Published: 19:54 GMT, 30 October 2014 | Updated: 19:54 GMT, 30 October 2014

By James Saft

Oct 30 (Reuters) — Everyone wants to be an eagle in investing and most fail, but the important thing to remember is: everyone can be a cockroach.

The story of the past 25 years in investing is largely one of taking an increasingly complex and opportunistic approach, with much emphasis on illiquid and opaque holdings.

This is best exemplified, among large long-term investors, by the widespread adaption of the Endowment Model, sometimes called the Yale Model because it was pioneered there with great success by David Swensen. Under this model, the traditional debt and equity mix is eschewed in favor, partly, of higher concentrations in private equity, hedge funds, commodities and sometimes land.

Risk management, under this model, is usually down to quantitative models of expected portfolio characteristics.

This approach, in essence, is too clever for its own good, argues Bob Maynard, Chief Investment Officer at the $14.7 billion Public Retirement System of Idaho. While risk management difficulty rises as portfolios and underlying investments become more complex, a simpler approach can offer better stability.

The cockroach lives in a highly complex environment with one of the best long-term success rates of any creature. Yet it has only one defense mechanism — running in the opposite direction from a puff of air,www.the300club.org/WhitePapers.aspx)

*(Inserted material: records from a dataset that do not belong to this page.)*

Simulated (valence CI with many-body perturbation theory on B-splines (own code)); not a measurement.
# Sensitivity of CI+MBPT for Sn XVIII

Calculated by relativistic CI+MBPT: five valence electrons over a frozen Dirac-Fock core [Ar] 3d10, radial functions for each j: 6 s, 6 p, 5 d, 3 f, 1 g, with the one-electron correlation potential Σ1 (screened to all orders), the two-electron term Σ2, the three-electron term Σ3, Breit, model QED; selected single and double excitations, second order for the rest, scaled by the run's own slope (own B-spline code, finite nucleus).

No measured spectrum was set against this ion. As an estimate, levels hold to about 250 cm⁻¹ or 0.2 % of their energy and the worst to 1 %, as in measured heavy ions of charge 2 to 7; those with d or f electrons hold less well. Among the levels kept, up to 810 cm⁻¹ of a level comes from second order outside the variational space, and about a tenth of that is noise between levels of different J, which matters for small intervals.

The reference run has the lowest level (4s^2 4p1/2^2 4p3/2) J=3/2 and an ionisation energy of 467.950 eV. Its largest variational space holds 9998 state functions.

The equivalent for the investment world is, at the core, a very simple structure founded upon public market diversification with one basic defense mechanism: see a volatile movement, react in the opposite direction (i.e. rebalance into it). A simple structure and strategy, if adhered to, has one of the best chances of surviving for many decades.

Maynard was writing as a member of the 300 Club, a global group of investment professionals concerned about the long-term shift within the industry towards more costly and complex models and products.

While cockroaches, unlike managers of hedge funds and private equity, don’t build mansions in Greenwich, they do as a species survive. And what’s more, the cockroach approach to portfolio management does not depend on identifying genius, and praying that it never fails. Instead a cockroach portfolio, with a traditional spread across equity and debt and a tenacious dedication to rebalancing, whatever the weather, can do all right at low cost. Or rather can do all right in part because of low costs.

NON-LINEAR

In the good old days, think about early 1990s and before, risk management for pensions and endowments was relatively easier, in large part because nearly all holdings were transparent securities which priced constantly, and, importantly, independently. That means that when a sell-off happened, or when a bubble formed, managers could easily and quickly see what was happening. The response, and this is not rocket science, is simply to re-balance, to buy or sell that which has changed in value in order to keep one’s proportions on target.

In contrast, to manage risk when owning timberland or private equity limited partnerships is far more complex. Not only are the prices neither independent nor continuous, the efforts towards controlling these idiosyncratic risks rely mostly on math and assumptions.

Rather than following a coin flip or linear distribution, Maynard argues, markets in the short term are highly volatile, behaving more like seismographic data, including earthquakes, than a normal random distribution of movements.

The good news is this smoothes out over longer periods, but the bad news for endowments is the tools they have are ill-suited to the risk-management task at hand.

During the financial crisis, the different nature of shorter-term markets turned out to offer only opportunities for pain, not gain, for the endowment model because it is opaque and non-transparent, relying instead on quantitative risk-control systems and models, Maynard writes.

Be it value-at-risk, with its naive coin-tossing assumptions, or regression analysis, with its reliance on linear relationships, all of these tools inevitably fail when markets, as they inevitably do, erupt.

Think of it this way. Managing based on risk-management tools is like flying an airplane by instruments. But instrument flying is predicated on the fact that mountains don’t move, and nor do runways. Instrument flying a portfolio, which is what one is forced to do when it is chock full of complex and opaque (and expensive) products, is extremely dangerous.

Better then, in investment, to lower the altitude, if that is what is needed, so that one can fly by eye and react to those moving mountains of the financial markets.